It seems to be a popular idea in elections, but could result in pushing up bills

energy bill

With the recent spate of standard variable tariff price rises dominating consumer news, price caps are back up for debate as a potential silver-bullet solution to rising energy bills — as set to feature in the Conservative manifesto (and rumblings of a similar approach from Labour).

A price cap could involve setting a maximum cost energy suppliers can charge for the average standard variable bill.

If you’ve never switched your energy, or haven’t for more than a year, you’ve probably rolled onto one of these expensive tariffs.

On the surface, money off people’s energy bills is a good idea — but concern lies around the effect on competition in the energy market, and whether a cap will actually result in higher bills.

Suppliers may bump their standard plans to the price of the cap, leaving some worse-off than they were. Or suppliers may lower the price of their standard tariff in line with the cap, but this could lead to more expensive fixed deals as they offset the cost of lowering their standard tariff — reducing the amount of competitive deals available.

There’s also worry over customers who have never switched, being lulled into a false sense of security that they’ll be getting a competitive deal thanks to a price cap. The proposed savings from a price cap (the Conservative Party’s plans will reportedly reduce standard variable tariffs by up to £100 per year), pale in comparison against up to £618* currently on offer from switching.

The greatest concern is whether a price cap will actually benefit bill-payers if it removes the incentive for energy suppliers to continuously drive down prices and compete for customers – this could lead to prices actually going up more than they would have done over time.

The Competition and Market Authority’s take

The Competition and Markets Authority (CMA) has already carefully considered price caps.

The CMA ran a two-year long investigation into the energy market that concluded in June 2016 — highlighting the shortfalls of the market and suggesting ways to fix it.

One of the issues that reared its head and continues to do so, is the price we pay for our energy — in particular standard variable tariffs.

As part of their analysis, the CMA considered if a standard variable tariff price cap would help keep consumers’ bills lower. The conclusion was that it should not be proposed as a remedy for credit meter customers;

The CMA believed that:

“the disadvantages of attempting to address the detriment of all SVT customers through a price cap would exceed the benefits”

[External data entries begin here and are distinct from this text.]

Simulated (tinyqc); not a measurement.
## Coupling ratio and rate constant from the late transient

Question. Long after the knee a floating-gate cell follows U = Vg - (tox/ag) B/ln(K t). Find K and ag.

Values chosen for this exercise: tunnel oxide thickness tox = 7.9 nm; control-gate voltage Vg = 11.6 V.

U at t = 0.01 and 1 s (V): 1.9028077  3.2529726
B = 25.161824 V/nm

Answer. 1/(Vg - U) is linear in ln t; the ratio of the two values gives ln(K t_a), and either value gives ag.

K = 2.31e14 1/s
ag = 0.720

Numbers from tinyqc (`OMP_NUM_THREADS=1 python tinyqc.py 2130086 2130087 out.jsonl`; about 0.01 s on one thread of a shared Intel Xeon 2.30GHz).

“[…] potentially resulting in worse outcomes for customers in the long run. This risk might occur through a combination of reducing the incentives of customers to engage, reducing the incentives of suppliers to compete and increased regulatory risk.”

What’s the alternative?

Richard Neudegg, Head of Regulation at uSwitch believes that there are other ways to help more consumers get a good deal, whilst protecting those who are most vulnerable:

“The evidence is clear that boosting markets and competition – not heavy-handed regulation – is the best way to keep prices low and help consumers get a good deal.

“The CMA conducted a thorough and expensive investigation into the energy market and offered a ready-to-go programme to address consumers paying too much on SVTs.

“The remedies should be fully implemented and given time to succeed. This, combined with measures to protect the most vulnerable energy consumers, such as extending the Warm Home Discount, would deliver a fairer energy market for all UK households.”

You don’t have to wait for a price cap

Consumers shouldn’t rest on the idea of a price cap coming into place to reduce their bills, especially those on a standard variable tariff. Switching to a fixed energy deal means your rates for energy won’t increase for the duration of a deal (often 12 months) — saving you up to £618*.

Plus, there are many easy ways to do it: you can do an energy comparison online, over the phone, and uSwitch even lets you send in your bill to run a comparison for you. If you have a QR code on your bill, the uSwitch app enables you to scan it for an instant and accurate comparison.

Then all you need to do if you switch through uSwitch is choose a new deal and give a final meter reading to your old supplier when the time comes.

Read more

What’s a standard variable tariff?

CMA: final remedies

  • Wolsten

    Why is no-one discussing the major driver of increasing energy bills and fuel poverty – namely the impact of the climate change levy and the EU renewables directive? Repealing the Climate Change Act would free up the energy market at a stroke. Of course the government would then have to be open with the public about the amount of revenue they would lose in stealth taxation. From memory a recent official OBR report estimated the cost of subsidising renewables will amount to £200-300 /annum per average household by 2020 with a sharply rising trajectory.

    Come on uSwitch, if you want to be taken seriously, at least acknowledge the costs even if you agree with them.

    • Contax

      The best thig Ofgem can do is remove all standing charges on all utilities which will mean a very small increase in kWh charges, it will make it easier to compare tariffs with just 2 figures to compare. Removing the standing charge means the old, sick and low income would gain, poaching a pan of eggs would cost under 2p instead of 20p to 30p, people who say they can’t afford to give kids warm breakfast could do it this way. A cap on SVT’s would end up killing best deals for those that put in the effort to switch to save money, this would end up charging these people more to subsidise those too lazy to switch. Could also do switching in 7 to 14 day period not 7 weeks like it is. Charities could offer help to those who do not understand how to switch and help them get best fixed monthly DD deals, energy suppliers could let people know which charities are participating. I think this would best method, it would also be easier to take meter readings and work out cost of energy used daily, weekly or monthly so people know what they are really using. I don’t want smart meter just meters with 2 decimal places for more accurate working out useage.